One day last August, armed with a Profoto B10 Plus and Profoto Umbrella Deep White L, photographer Justin James Muir canoed out on Marsh Creek in Downingtown, Pennsylvania, to do a photo shoot. “Marsh Creek is a park I frequent, to go canoeing, kayaking and hiking,” Justin says. “That’s how I found this location. I was canoeing one day and came across it. It’s a hidden gem.”
The “hidden” part is what really spoke to Justin. It provided the opportunity to capture his model, Mei, in a scene that no one else had captured in the past. The idea of using the environment to reflect his subjects’ souls, is a defining factor of Justin’s work, whose photography career evolved from other creative pursuits ranging from working as an art director to a touring musician. After being gifted a camera he started shooting “everything and anything I could,” he says. But it was the intimacy of portraiture that really drew him in. “I enjoy working with people one on one and trying to bring out what I can in the person,” he muses.
From portraits of glamourous models to aging cowboys to Presbyterian pastors, there is an intimacy that draws you into each work. “My favorite thing people say about my work is that it's quiet and powerful,” he says. “I think by default I've kind of just shot in that direction without thinking about it and trying to.”
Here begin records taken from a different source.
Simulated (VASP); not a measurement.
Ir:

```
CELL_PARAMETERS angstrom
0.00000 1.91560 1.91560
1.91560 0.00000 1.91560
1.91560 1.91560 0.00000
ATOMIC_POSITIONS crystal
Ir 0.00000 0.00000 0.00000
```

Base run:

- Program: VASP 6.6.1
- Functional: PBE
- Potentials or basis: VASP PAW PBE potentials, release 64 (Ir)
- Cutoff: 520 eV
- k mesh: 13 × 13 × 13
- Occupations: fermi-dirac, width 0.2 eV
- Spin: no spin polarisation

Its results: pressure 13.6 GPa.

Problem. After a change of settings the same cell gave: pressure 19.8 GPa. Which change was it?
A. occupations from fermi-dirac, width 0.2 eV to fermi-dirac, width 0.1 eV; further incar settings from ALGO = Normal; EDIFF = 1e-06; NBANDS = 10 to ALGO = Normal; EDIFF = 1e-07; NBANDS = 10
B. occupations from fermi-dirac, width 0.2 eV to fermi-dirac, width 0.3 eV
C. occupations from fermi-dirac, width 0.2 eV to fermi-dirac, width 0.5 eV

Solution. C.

Of course, every shoot provides a particular challenge, and this one was the environment itself. But that also was what made it so ideal. “Since we had to canoe to this spot,” Justin says, “I knew that it was likely that no one else had ever shot there. I was really trying to capture Mei in a unique location.”
Justin also wanted to push the boundaries and see what could be done with just one light. “It was about testing the limits,” he says of the shoot. “Like in most of my shots I was trying to capture a quiet portrait.” And the B10 Plus’s portability made it the perfect choice for an adventure that included not just a canoe trip but standing waist deep in water to get the perfect shot. “It made it so much easier to travel light, have an easy set up and to just start shooting,” he says. “Also, when you are surrounded by water, having no power cord is an added bonus.”
To control and shape the light Justin used a Profoto white umbrella with a diffuser, which he loves for its true ease of use. “You are able to collapse and re-setup really quickly and in tough spots,” he notes. But, more importantly the use of the umbrella with the diffuser creates a softer light, which was ideal for the surrounding environment. “The quality of light mixes really well with natural light,” Justin explains. “It's a soft light that is easy to control.”
The final result: a striking portrait collection in which both Mei and Marsh Creek emit a sense of the ethereal. There is an underlying magic in which Mei is part of the environment and the environment is part of her. Which is what Justin’s ultimate goal was: “I wanted the mood of the model and location to reflect each other.”